Who is winning the race for online visibility in the technology sector? Which brands are struggling to optimise their customer journeys and how do technology brands fare when ranked by trust, relevancy and engagement? Our technology sector report is out now.
At Stickyeyes, we’ve invested heavily to build the tools we need to help our clients be the best in the business. Our enterprise-level tech suite means we have a wealth of data at our fingertips so we make the right decisions for the long-term, often starting with a thorough understanding of any market landscape.
Our latest report draws on this tech suite to analyse 50 of the best and well-known technology brands online including Oracle, Cisco, Intel, RS Components, Texas Instruments and Farnell, as well as those with an interesting search story to tell.
Our analysis benchmarks a brands performance across:
- Website content
- Technical platform
- UX
- Offsite authority
So, which brands are winning, and who is missing out in the race for online visibility? We summarise our key findings.
Trust and authority aren’t an issue in this sector but, there is so much more the leading brands could do be doing to maximise their online visibility
Our report analyses over 5.5k commercially important keywords to see who is ranking across products and categories such as ‘amplifiers’, ‘lighting components’ and ‘circuit protection’ as well as thought leadership topics including ‘internet of things’, ‘aerospace technologies’ and ‘artificial intelligence’.
RS Components top our rankings generating an organic visibility of 13,571 but, it is interesting to note that this visibility comes from just 357 ranking keywords. The likes of Cisco, IBM and Ericsson have a much wider ranked keyword set and appear to be doing well with much more. Whilst Qualcomm is the second most visible brand behind RS Components, their keyword set is nearly half that of Ericsson in position 3 so, it’s evident that there are huge commercial opportunities being missed by all the top tier brands.
Interestingly, as our TRUE analysis shows, trust and authority signals aren’t a major issue. However, we do see brands engaging with link building campaigns which are not as natural as they could be. Brands are missing the opportunity to leverage their extensive content assets for PR purposes. Much of the insightful content could be easily tailored and used as outreach material to gain additional SEO visibility which could be refined to target a number of their different audiences.
Focus on brochureware sites leads to poor information architecture and challenging user experiences
Although many of the sites we analysed were in good shape there were a number of areas for quick-wins throughout the competitive set relating to page speed, website hierarchy and crawlability errors.
A tendency to revert to brochureware site structures causing site speed issues throughout our competitor set. Often there was particular overkill on product pages and an evident lack of information on category pages. This was often an issue on mobile for brands including Avnet, Microsemi, Hitachi and Microchip.

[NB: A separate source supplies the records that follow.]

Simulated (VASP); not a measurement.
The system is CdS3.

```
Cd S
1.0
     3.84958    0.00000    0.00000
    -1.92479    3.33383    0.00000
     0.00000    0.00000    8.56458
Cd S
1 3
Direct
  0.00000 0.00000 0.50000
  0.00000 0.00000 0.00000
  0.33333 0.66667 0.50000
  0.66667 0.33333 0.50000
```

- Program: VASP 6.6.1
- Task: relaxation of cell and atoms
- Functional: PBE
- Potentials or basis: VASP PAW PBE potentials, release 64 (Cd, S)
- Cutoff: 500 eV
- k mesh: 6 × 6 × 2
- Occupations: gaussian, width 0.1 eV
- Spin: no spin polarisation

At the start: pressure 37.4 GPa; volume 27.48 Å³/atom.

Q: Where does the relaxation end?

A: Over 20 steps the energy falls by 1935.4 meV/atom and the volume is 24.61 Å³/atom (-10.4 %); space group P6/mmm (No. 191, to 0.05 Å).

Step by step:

We found a clear divide between brands who ranked well on urgency factors such as CTA’s, live chat and clear value propositions and those who lacked the urgency elements to encourage users to use their services over competitors. Site navigation was also convoluted on many of the sites we analysed meaning users have to click many times to find a specific sub-category or product page with key product information, including out of date serial numbers, often split across multiple pages.
It’s clear that some of the brands in this sector are faced with huge challenges due to the size of their operations. Long development queues, stakeholders to win over to get changes made and alignment with different department on content decisions are leading to some obvious wins being missed. But, with Google’s recent algorithm announcement that page experience will become an even more important ranking factor from 2021, it’s even more important to remedy these challenges quickly.
Content depth and relevancy is the biggest challenge for the technology sector
When we analyse content marketing strategies, many sectors struggle to create and publish content but, the technology sector are miles ahead in this respect. Conferences and campaigns are numerous but sadly many of these don’t make it out of their PDF’s. Here we see large images for blog posts and unlinked/unreadable content, which isn’t crawlable by search engines, for product pages and services pages or, in some cases 50 word overviews on AI for thought-leadership content.
Brands are creating brilliant assets but, it would be advantageous for many in this space to build out the level of content on these pages to bring their functional (e.g category pages) content to the forefront. Brands could also maximise their authority further through a focus on author biographies to position them as the experts across a range of important topics, a key factor in Google’s EAT update of last year.
Read our blog post on how to create content for Google’s EAT algorithm.
How do we work out our rankings?
Our results track the amount of keywords a brand ranks for alongside the amount of traffic a brand can typically expect to build up using Google Keyword search volumes and our own click rate modeling. Terms that rank well are attributed a higher % of clicks and the level of clicks also determine the size of the circle.
We also look at why brands rank where they do for the range of keywords using our TRUE framework:
- Trust and Authority – looks at the level of online brand awareness, links and citations.
- Relevancy – Content depth and relevancy on website pages.
- UX – Key user experience metrics such as speed and technical standards.
- Engagement – How users interact with the site and the content on it.